The Kentucky Office of the Attorney General is not bringing forward a criminal action related to fraudulent campaign mailers in a local primary race last month, as an investigation by the office was not able to identify who mailed the flyers.
The complaint was filed with the office’s criminal division in May by the campaign manager for state House District 43 candidate Jackson Andrews. It cited a mailer in the final week of the Democratic primary campaign that not only suggested it was from Andrews, but also that the white candidate was actually African-American and endorsed by groups and people who had not done so.
The mailers did not have the legally required “paid for by” disclaimers, but suggested that Andrews was endorsed by the Rep. Darryl Owens — who is retiring from this seat he had long held — and the Fairness Campaign.
Owens had actually endorsed candidate Phil Baker, and the Fairness Campaign had endorsed Charles Booker, who would go on to win the primary with 30 percent of the vote.
Andrews — the only white candidate among the seven Democrats running in the largely African-American district — finished in sixth place, with less than 6 percent of the vote.

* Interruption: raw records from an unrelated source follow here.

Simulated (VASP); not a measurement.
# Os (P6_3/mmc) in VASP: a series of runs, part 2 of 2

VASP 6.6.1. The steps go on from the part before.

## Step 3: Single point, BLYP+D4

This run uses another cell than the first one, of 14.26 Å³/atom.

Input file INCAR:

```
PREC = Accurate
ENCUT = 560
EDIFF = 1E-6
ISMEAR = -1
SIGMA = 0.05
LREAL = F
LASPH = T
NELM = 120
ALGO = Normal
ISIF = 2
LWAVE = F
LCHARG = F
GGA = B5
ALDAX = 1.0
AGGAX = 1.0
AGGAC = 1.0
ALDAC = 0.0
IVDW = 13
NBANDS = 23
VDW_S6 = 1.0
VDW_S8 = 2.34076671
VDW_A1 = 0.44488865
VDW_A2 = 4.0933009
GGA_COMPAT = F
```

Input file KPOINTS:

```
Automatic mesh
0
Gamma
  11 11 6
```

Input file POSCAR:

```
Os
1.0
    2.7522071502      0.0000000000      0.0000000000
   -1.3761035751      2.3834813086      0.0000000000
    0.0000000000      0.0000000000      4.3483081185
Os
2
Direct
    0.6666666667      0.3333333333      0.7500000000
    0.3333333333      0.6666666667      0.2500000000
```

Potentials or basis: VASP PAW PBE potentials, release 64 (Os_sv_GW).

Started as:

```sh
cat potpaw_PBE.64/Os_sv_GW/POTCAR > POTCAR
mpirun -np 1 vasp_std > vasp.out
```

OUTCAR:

Kevin Borland, the campaign manager of Andrews, asserted in his complaint that the fraudulent mailers were sent out to appear as if they were from Andrews “in an attempt to frame him as if he was trying to fool the African-American community.”
Borland’s complaint noted that the mailer was sent to the wife of Sen. Gerald Neal — who had endorsed Baker — and Courier Journal reporter Phillip Bailey, as well as the fact that photos of this campaign material quickly spread on social media, along with criticism blaming Andrews as the culprit.
In the complaint, Borland also attached an article by Bailey in March about candidates in the race being invited to a meeting at Owens’ home a month earlier — with the exception of Andrews — in which Owens, Neal and Rep. Reginald Meeks were said to have spoken about their worry that a black candidate wouldn’t win the seat.
“I feel strongly that we need to identify the campaign and persons responsible for attempting to influence the outcome of the election in this way,” wrote Borland in an email to Jeff Prather, an assistant attorney general looking into the complaint. “I’m certain that there is a printer or mail house that was involved in printing these documents.”
However, a copy of the investigation by the Department of Criminal Investigations shows that it was closed last week with no action taken. In addition to not having a disclaimer, the items were mailed using first class stamps and not in bulk, which would have had identifying numbers.
The investigation notes detailed that Prather told Andrews in a phone call after the case was closed that “we cannot investigate without probably cause regarding which mail house” it was processed through, but that “if they get more information we would be willing to review it.”
The complaint has now been forwarded to the Kentucky Registry of Election Finance, which also investigates potential violations of state campaign laws.
In an email included in the copy of the investigation, KREF general counsel Emily Dennis noted to Prather that the case was “a fine mess,” as the omission of the disclaimer requirement was most likely intentional and in the realm of a criminal complaint.
She also stated that the person who sent the mailers may also be required to submit a postelection expenditure report to KREF.
Noting that if a candidate in the race had created and sent the mailers, he or she would also be required to report this in their postelection filings to KREF, Dennis added that such a possibility “seems unlikely but not out of the question.”
Terry Sebastian, the spokesman for the Office of the Attorney General, told Insider in an email that they take every election complaint seriously, and that this particular one was thoroughly reviewed and investigated. However, the office is limited in what they can prosecute if those sending illegal mailers take steps to hide their identity.”
“Our Department of Criminal Investigations typically can track bulk mailings, but in this case, these flyers were individually mailed, making it impossible for the post office to determine the sender,” stated Sebastian.
Similar political mailers were sent out in the final week of last month’s Democratic primary in Metro Council District 21, but Sebastian says that no one filed a criminal complaint regarding that matter.
The mailers in that District 21 race — attacking candidate Nicole George and praising incumbent Councilman Vitalis Lanshima — indicated that they were paid for by “Concerned Beechmont Citizens,” though there is no public record of such a group. Lanshima denied any involvement with or knowledge of the group, and George went on to win the primary by a large margin.